# Sample Weights

### Loading Libraries

In [1]:
# Randomness
import random


# Numerical Computing
import numpy as np

# Data Manipulation
import pandas as pd
from pandas import Timestamp

# Data Visualization
import seaborn as sns
import matplotlib.pyplot as plt

import plotly.graph_objects as go
import plotly.io as pio
%matplotlib inline

# Date & Time
from datetime import datetime, timedelta

# Typing
from typing import Tuple, List, Dict, Union, Optional, Any, Generator

# Scikit-Learn
from sklearn.preprocessing import MinMaxScaler
from sklearn.ensemble import RandomForestClassifier
from sklearn.model_selection import train_test_split
from sklearn.metrics import accuracy_score, precision_score, recall_score, plot_roc_curve

# Scientific Statistical Python
from scipy.stats import jarque_bera

### Number of Concurrent Labels

In [2]:
def num_conc_events(closeIdx: np.ndarray, t1: pd.Series, molecule: np.ndarray) -> pd.Series:
    t1 = t1.fillna(closeIdx[-1])
    t1 = t1[t1 >= molecule[0]]
    t1 = t1.loc[:t1[molecule].max()]
    iloc = closeIdx.searchsorted(pd.DatetimeIndex([t1.index[0], t1.max()]))
    count = pd.Series([0] * (iloc[1] + 1 - iloc[0]), index=closeIdx[iloc[0]: iloc[1] + 1])
    for tIn, tOut in t1.iteritems():
        count.loc[tIn: tOut] += 1
    return count.loc[molecule[0]: t1[molecule].max()]

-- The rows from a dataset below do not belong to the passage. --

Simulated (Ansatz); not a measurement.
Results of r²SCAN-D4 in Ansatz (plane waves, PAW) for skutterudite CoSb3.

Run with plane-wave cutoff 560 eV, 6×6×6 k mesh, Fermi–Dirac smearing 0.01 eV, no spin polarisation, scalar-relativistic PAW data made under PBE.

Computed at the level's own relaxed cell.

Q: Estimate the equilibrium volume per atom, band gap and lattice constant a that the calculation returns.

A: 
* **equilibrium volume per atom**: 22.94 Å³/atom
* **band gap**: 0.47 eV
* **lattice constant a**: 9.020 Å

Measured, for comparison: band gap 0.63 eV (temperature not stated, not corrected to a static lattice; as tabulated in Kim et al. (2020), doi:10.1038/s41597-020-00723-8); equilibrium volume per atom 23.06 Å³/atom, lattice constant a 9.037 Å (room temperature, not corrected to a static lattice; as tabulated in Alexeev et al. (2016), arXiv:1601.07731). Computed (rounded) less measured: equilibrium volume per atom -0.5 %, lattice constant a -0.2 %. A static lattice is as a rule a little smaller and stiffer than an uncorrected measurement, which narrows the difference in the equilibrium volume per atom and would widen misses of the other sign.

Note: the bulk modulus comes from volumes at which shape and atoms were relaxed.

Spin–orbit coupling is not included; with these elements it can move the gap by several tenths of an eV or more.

### Estimating The Label's Average Uniqueness

In [3]:
def sample_weights(t1: pd.Series, num_conc_events: pd.Series, molecule: np.ndarray) -> pd.Series:
    weights = pd.Series([0] * len(molecule), index=molecule)
    for tIn, tOut in t1.loc[weights.index].iteritems():
        weights.loc[tIn] = (1.0 / num_conc_events.loc[tIn: tOut]).mean()
    return weights

### Sequential Bootstrap

#### Indication Matrix

In [4]:
def get_ind_matrix(barIdx: np.ndarray, t1: pd.Series) -> pd.DataFrame:
    indM = pd.DataFrame(0, index=barIdx, columns=range(t1.shape[0]))
    for i, (t0, t1) in enumerate(t1.iteritems()):
        indM.loc[t0:t1, i] = 1.0
    return indM

#### Computing Average Uniqueness

In [6]:
def get_avg_uniqueness(indM: pd.DataFrame) -> float:
    c = indM.sum(axis=1)
    u = indM.div(c, axis=0)
    avg_uniq = u[u > 0].mean()
    return avg_uniq

#### Sequential Bootstrap Sample Return

In [7]:
def seq_bootstrap(indM: pd.DataFrame, sLength: int = None) -> np.ndarray:
    if sLength is None:
        sLength = indM.shape[1]
    phi = []
    while len(phi) < sLength:
        avg_uniq = pd.Series()
        for i in indM:
            indM_ = indM[phi + [i]]
            avg_uniq.loc[i] = get_avg_uniqueness(indM_).iloc[-1]
        prob = avg_uniq / avg_uniq.sum()
        phi += [np.random.choice(indM.columns, p=prob)]
    return np.array(phi)

#### Random T-1 Series

In [8]:
def gen_rand_t1(numObs: int, numBars: int, maxH: int) -> pd.Series:
    t1 = pd.Series()
    for i in range(numObs):
        idx = np.random.randint(0, numBars)
        val = idx + np.random.randint(1, maxH)
        t1.loc[idx] = val
    return t1.sort_index()

#### Multi-Threaded Monte Carlo

In [9]:
def main_MC(numObs: int, numBars: int, maxH: int, numIters: int) -> None:
    out = pd.DataFrame()
    for i in range(numIters):
        out = pd.concat((out, pd.DataFrame([aux_MC(numObs, numBars, maxH)])))
    return out

### Return Attirubtion

#### Sample Weight Determination by Absolute Return Attribution

In [10]:
def sample_return_weights(t1: pd.Series, num_conc_events: pd.Series, close: pd.Series, molecule: np.ndarray) -> pd.Series:
    ret = np.log(close).diff()
    weights = pd.Series(index=molecule, dtype=object)
    for tIn, tOut in t1.loc[weights.index].iteritems():
        weights.loc[tIn] = (ret.loc[tIn: tOut] / num_conc_events.loc[tIn: tOut]).sum()
    return weights.abs()

### Time Decay

#### Time-Decay Factors Implementation 

In [11]:
def get_time_decay(tW: pd.Series, clfLastW: float = 1.0) -> pd.Series:
    clfW = tW.sort_index().cumsum()
    if clfLastW >= 0:
        slope = (1.0 - clfLastW) / clfW.iloc[-1]
    else:
        slope = 1. / ((clfLastW + 1) * clfW.iloc[-1])
    const = 1.0 - slope * clfW.iloc[-1]
    clfW = const + slope * clfW
    clfW[clfW < 0] = 0
    return clfW